DLL Export ReadSensorRegistersDLL()

Definition:
__declspec(dllexport) mi_s32 ReadSensorRegistersDLL(mi_camera_t *pCamera, mi_u32 addrSpace, mi_u32 startAddr, mi_u32 numRegs, mi_u32 vals[]);
Summary:
Implements the mi_camera_t::readSensorRegisters() function. Write addrSpace to the address space register before doing the read. The address space register is given by pCamera->sensor->addr_space->reg_addr. If it is 0 or if pCamera->sensor->addr_space is NULL then ignore addrSpace.
Parameters:

Returns:

Optional:
If this function is not exported, lower-level register access functions will be used instead.

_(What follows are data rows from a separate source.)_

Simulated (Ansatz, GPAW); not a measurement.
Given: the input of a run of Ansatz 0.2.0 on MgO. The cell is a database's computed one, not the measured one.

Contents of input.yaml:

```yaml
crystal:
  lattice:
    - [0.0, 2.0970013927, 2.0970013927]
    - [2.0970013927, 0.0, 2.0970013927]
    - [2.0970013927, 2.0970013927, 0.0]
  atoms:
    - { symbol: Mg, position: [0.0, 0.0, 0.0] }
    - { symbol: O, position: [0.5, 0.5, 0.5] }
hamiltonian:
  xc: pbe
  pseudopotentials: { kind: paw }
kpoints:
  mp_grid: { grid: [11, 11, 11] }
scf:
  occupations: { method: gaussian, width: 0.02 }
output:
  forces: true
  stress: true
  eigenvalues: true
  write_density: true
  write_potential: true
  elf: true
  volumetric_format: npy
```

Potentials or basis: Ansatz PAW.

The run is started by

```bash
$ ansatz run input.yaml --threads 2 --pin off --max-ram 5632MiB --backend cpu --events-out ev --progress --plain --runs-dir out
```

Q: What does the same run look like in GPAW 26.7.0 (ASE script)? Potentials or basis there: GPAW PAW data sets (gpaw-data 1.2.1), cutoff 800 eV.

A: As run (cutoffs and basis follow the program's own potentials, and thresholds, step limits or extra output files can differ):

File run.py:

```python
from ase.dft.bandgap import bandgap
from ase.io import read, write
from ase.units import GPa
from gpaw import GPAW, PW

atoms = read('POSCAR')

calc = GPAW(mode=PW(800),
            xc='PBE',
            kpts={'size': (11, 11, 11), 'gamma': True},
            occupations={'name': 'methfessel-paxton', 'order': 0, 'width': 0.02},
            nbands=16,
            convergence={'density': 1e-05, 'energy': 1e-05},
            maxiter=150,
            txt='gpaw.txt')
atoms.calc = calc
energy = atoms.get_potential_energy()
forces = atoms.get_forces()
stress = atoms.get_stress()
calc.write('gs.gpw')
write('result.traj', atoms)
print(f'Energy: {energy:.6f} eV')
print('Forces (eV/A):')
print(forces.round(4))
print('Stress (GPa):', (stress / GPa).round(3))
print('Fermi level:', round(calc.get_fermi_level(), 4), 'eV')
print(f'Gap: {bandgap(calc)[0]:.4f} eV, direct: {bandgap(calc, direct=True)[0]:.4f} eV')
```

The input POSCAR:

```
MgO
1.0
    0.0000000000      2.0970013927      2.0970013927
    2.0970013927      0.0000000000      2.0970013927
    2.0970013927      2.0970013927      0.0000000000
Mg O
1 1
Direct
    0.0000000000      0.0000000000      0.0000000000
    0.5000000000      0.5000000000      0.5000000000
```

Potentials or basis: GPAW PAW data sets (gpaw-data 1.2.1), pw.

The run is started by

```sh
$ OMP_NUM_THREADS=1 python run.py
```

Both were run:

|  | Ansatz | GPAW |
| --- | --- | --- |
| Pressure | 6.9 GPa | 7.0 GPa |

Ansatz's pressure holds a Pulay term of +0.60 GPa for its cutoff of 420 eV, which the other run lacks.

DLL Export WriteSensorRegistersDLL()

Definition:
__declspec(dllexport) mi_s32 WriteSensorRegistersDLL(mi_camera_t *pCamera, mi_u32 addrSpace, mi_u32 startAddr, mi_u32 numRegs, mi_u32 vals[]);
Summary:
Implements the mi_camera_t::writeSensorRegisters() function. Write addrSpace to the address space register before doing the read. The address space register is given by pCamera->sensor->addr_space->reg_addr. If it is 0 or if pCamera->sensor->addr_space is NULL then ignore addrSpace.
Parameters:

Returns:

Optional:
If this function is not exported, lower-level register access functions will be used instead.

DLL Export ReadRegisterDLL()

Definition:
__declspec(dllexport) mi_s32 ReadRegisterDLL(mi_camera_t *pCamera, mi_u32 shipAddr, mi_u32 regAddr, mi_u32 *val);
Summary:
Implements the mi_camera_t::readRegister() function. Read one register.
Parameters:

Returns:

Optional:
If this function is not exported, ReadRegistersDLL will be used. Either this function or ReadRegistersDLL must be implemented to support register read capability.

DLL Export WriteRegisterDLL()

Definition:
__declspec(dllexport) mi_s32 WriteRegisterDLL(mi_camera_t *pCamera, mi_u32 shipAddr, mi_u32 regAddr, mi_u32 val);
Summary:
Implements the mi_camera_t::writeRegister() function. Write one register.
Parameters:

Returns:

Required:
If this function is not exported, WriteRegistersDLL will be used. Either this function or WriteRegistersDLL must be implemented to support register write capability.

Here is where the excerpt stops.